I will remind you that with our current status in reliability, if that doesn’t improve on our subsea stacks, then the OEM is already paying us a malus payment. So, they are expecting it to improve moving forward, we’re expecting it to improve moving forward, and our clients are applauding our efforts.
Our next question comes from the line of Robin Shoemaker with KeyBanc Capital Markets.
So I was wondering if you could comment on what several other of your peers have talked about in terms of the customers requesting relief from existing long-term contracts. And a second part of that is if you had -- if you negotiated a blend and extend deal or since this GE contract goes for 10 years and your current contracts go for 3 years, what kind of market risk does GE have under these contracts?
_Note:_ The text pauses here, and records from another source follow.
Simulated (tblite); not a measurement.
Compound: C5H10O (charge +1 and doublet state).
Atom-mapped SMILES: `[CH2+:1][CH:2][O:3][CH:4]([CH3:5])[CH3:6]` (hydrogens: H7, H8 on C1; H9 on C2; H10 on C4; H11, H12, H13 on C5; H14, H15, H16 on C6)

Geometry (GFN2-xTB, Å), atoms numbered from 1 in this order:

Robin, this is Ron, let me take the first half of that question first, in terms -- from a contract renegotiation standpoint. Look, the current market provides ample incentive for operators to try to renegotiate contracts; any even observer in the market can see that today. So, we get that motivation. That said though, we do believe in the validity contracts. And we're willing to work with customers to find some mutually agreeable trades that help both parties. We did that with Petrobras earlier in 2015 on Courage in rotating some older rigs; with did that with other clients along the way. So those trades are things that we have I think a history making where they are good for both parties. So, I have to emphasize that we do stand behind the contraction and what they mean. Where we could help partners solve their problems and help our shareholders at the same time, that's good. But as such I think one customer or with Pemex that has some unique rights, absent that we do stand behind our contracts.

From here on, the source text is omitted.